Berliner’s Gramaphone

This new Japanese product allows you to make your own cds records [embarassing typo fixed] out of scrap material such as old CDs. Link courtesy of Boing Boing. Translated text from the product site is below.



Record/Playback sound on thing like a CD-ROM or lid from a container of instant ramen using a needle and a cup.
Berliner-style turntable gramophone

In the 20th century this round record spread throughout the world as media that could both record and play back sound. The turntable gramophone that was invented by Emile Berliner, Edison’s greatest rival in the field of gramophones, is the ancestor of this product. Recording and playing with a paper cup and a cotton needle, anyone can easily make original records.

Characteristics
Recording and playing with a paper cup and a cotton needle, anyone can easily make original records. Recording, playback – a useless CD-ROM or an instant ramen lid are OK!

Setup takes about one hour. No special tools are needed; anyone can construct it with ease.

Experiment Highlights
Even if you construct it in perfect accordance with the instruction book, the sound quality will still vary for some people. This is because if during the course of making a record even a mere 0.5mm of shake occurs, then there will be an effect on the state of the recording. Whether or not the operations of making a hole in the exact center of the cup or setting the angle of the needle are perfectly performed will appear as differences in the sound.
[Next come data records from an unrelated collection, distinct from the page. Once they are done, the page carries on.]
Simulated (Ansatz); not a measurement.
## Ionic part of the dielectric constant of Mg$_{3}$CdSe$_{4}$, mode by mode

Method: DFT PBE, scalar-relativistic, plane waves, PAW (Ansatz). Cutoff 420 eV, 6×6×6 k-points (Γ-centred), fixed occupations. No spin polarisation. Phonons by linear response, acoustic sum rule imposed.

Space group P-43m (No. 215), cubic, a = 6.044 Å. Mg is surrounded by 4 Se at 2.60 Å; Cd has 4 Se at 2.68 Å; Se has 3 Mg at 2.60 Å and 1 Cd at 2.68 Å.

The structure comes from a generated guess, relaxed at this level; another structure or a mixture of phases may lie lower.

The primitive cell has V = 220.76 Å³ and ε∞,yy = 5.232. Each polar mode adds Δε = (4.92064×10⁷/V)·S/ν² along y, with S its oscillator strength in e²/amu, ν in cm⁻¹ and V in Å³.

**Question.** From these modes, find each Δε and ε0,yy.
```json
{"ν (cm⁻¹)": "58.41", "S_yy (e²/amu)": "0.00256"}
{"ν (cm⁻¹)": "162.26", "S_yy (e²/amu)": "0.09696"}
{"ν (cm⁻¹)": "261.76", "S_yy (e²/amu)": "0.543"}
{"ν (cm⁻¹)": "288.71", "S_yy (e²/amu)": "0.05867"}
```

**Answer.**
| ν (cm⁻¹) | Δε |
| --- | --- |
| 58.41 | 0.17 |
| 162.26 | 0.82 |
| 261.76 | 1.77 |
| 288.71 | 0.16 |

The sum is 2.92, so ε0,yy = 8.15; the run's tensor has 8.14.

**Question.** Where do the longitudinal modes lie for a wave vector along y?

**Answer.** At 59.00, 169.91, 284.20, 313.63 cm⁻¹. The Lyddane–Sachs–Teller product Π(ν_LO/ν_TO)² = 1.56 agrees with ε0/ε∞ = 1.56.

Due to the setting of the mount when recording, differences in those setting may make gaps between the grooves will be large and repair will be difficult. It can be said that proceeding carefully with construction from the beginning is the most important point for picking up clear sound.

Experimenting With Different Materials for Discs
Smooth surfaced materials such as a CD-ROM pick up better sound. Also, things like Ramen lids or soft files (what is that?) have a different textured material on the back. Compare the recording sound quality of both sides and the fact that smooth surfaces make for better sound will probably be confirmed. Also magazine covers-you might worry about the papers texture, but the hard coating picks up sound clearly.

Materials such as thin aluminum foil bags can be used if you insert something like thick paper or a CD-ROM underneath as a mat. The material of the mat will also affect the sound so all sorts of good experiments are possible.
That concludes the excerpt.